Differently from most R objects, tensors created in torch have their
memory managed by LibTorch allocators. This means that functions like
object.size()
or lobstr::mem_used()
do
not correctly report memory used.
The R garbage collector is very lazy, and is only called when R needs more memory from the OS. Since R is not aware of large chunks of memory that might be in use by torch tensors, it might not call the garbage collector as often as it would if it knew that tensors are using more memory. It’s common then that, even tensors that are no longer in use by the R session are still alive in the R session (and thus using memory) because they still din’t get garbage collected.
To solve this problem, the torch package has implemented strategies to automatically call the R garbage collector when LibTorch is allocating more memory. The strategies are different depending on where the memory is being allocated: on the CPU, GPU (CUDA devices) or MPS (on Apple Silicon machines/ or equipped with AMD GPU’s).
CPU
On the CPU, torch will possibly call the R garbage collector in two moments:
-
Every 4GB of memory allocated by LibTorch we make a call to the R garbage collector so it cleans up dangling tensors. The 4GB threshold can be controled by setting the option
torch.threshold_call_gc
, for example using:options(torch.threshold_call_gc = 4000)
This option must be set before calling
library(torch)
or calling any torch function for the first time, as this setting is applied when torch starts up. -
If torch fails allocating enough memory for for creating a new tensor, the garbage collector is called and the allocation is retried. Note: in some OS’s (specially the UNIX based) it’s very hard for an allocation to fail if it’s not too large, because the system tries to use swap. If too much swaping is used it’s possible that the system hangs completely.
If your R session is hanging, and you are convinced that it should have enough memory for the operations, try setting a lower value for the
torch.threshold_call_gc
option, with this you will call the GC more often and make sure tensors are quickly released from memory. Note though, that calling the GC too often adds a lot of overhead, so this will probably slow down the program execution.
CUDA
CUDA memory tends to be scarcer than CPU memory, also, allocation
must be faster otherwise allocation overhead can counterbalance the
speed up of GPU. To make allocations very fast and to avoid
segmentation, LibTorch uses a caching allocator to manage the GPU
memory, ie. once LibTorch allocated CUDA memory it won’t give it back to
the operation system, instead it reuses that memory for future
allocations. This means that nvidia-smi
or
nvtop
will not report the amount of memory used by tensors,
but the memory LibTorch has reserved from the OS. You can use
torch::cuda_memory_summary()
to query exactly the memory
used by LibTorch.
Like the CPU allocator, torch’s CUDA allocator will also call the R garbage collector in some situations to cleanup tensors that might be dangling. In torch’s implementation the R garbage collector is called whenever reusing a cached block fails. In this case, GC is called and we retry getting a new block. However, unlike in the CPU case, that allocations failures are very rare, reusing a block is not common in programs where LibTorch never reserves a large chunk of memory, causing the GC to be called at almost every allocation (and calling GC is time consuming).

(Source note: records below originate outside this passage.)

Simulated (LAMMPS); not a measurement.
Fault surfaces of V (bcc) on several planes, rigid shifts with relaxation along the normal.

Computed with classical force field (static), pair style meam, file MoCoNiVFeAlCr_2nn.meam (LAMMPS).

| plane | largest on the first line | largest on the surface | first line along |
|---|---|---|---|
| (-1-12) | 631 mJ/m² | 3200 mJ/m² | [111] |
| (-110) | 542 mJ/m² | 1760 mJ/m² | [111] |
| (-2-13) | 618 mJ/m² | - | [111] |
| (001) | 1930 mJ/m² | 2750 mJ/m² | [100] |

To fix this, the torch allocator will call a faster GC in some moments and make a full collection in others.
- We don’t make any collection if the current reserved memory (cached
memory) divided by the total GPU memory is smaller than 20%. This can be
controlled by the
torch.cuda_allocator_reserved_rate
and the default is 0.2. - We make a full collection if the current allocated memory (memory
used by tensors) divided by the total device memory is larger than 80%.
This can be controlled via the
torch.cuda_allocator_allocated_rate
and the default is 0.8. - We make a full collection if the current allocated memory is larger
divided by current reserved memory is larger than 80%. This is
controlled by the
torch.cuda_allocator_allocated_reserved_rate
and the default is 0.8. - In all other cases a light collection is made. Equivalent to calling
gc(full = FALSE
) in R.
These options can help tuning allocation performance depending on the program you are running.
Besides the R specific options you can set LibTorch options via
environment variables as described below. The behavior of caching
allocator can be controlled via environment variable
PYTORCH_CUDA_ALLOC_CONF. The format is
PYTORCH_CUDA_ALLOC_CONF=<option>:<value>,<option2><value2>..
.
Available options:
-
max_split_size_mb
prevents the allocator from splitting blocks larger than this size (in MB). This can help prevent fragmentation and may allow some borderline workloads to complete without running out of memory. Performance cost can range from ‘zero’ to ‘substatial’ depending on allocation patterns. Default value is unlimited, i.e. all blocks can be split. The memory_stats() and memory_summary() methods are useful for tuning. This option should be used as a last resort for a workload that is aborting due to ‘out of memory’ and showing a large amount of inactive split blocks. -
roundup_power2_divisions
helps with rounding the requested allocation size to nearest power-2 division and making better use of the blocks. In the current CUDACachingAllocator, the sizes are rounded up in multiple of blocks size of 512, so this works fine for smaller sizes. However, this can be inefficient for large near-by allocations as each will go to different size of blocks and re-use of those blocks are minimized. This might create lots of unused blocks and will waste GPU memory capacity. This option enables the rounding of allocation size to nearest power-2 division. For example, if we need to round-up size of 1200 and if number of divisions is 4, the size 1200 lies between 1024 and 2048 and if we do 4 divisions between them, the values are 1024, 1280, 1536, and 1792. So, allocation size of 1200 will be rounded to 1280 as the nearest ceiling of power-2 division. -
garbage_collection_threshold
helps actively reclaiming unused GPU memory to avoid triggering expensive sync-and-reclaim-all operation (release_cached_blocks), which can be unfavorable to latency-critical GPU applications (e.g., servers). Upon setting this threshold (e.g., 0.8), the allocator will start reclaiming GPU memory blocks if the GPU memory capacity usage exceeds the threshold (i.e., 80% of the total memory allocated to the GPU application). The algorithm prefers to free old & unused blocks first to avoid freeing blocks that are actively being reused. The threshold value should be between greater than 0.0 and less than 1.0.
Notice that the garbage collector refered below is not the R garbage collector but LibTorch’s collector, that releases memory from the cache to the OS.
MPS
Memory management in MPS devices is very similar to the strategy used in CUDA devices, except that here there’s currently no configuration or tuning possible. The R garbage collector will be called whenever there’s no more available memory for the GPU and thus, possibly deleting some Tensors. Allocation is then retried and if it fails, a OOM error is raised.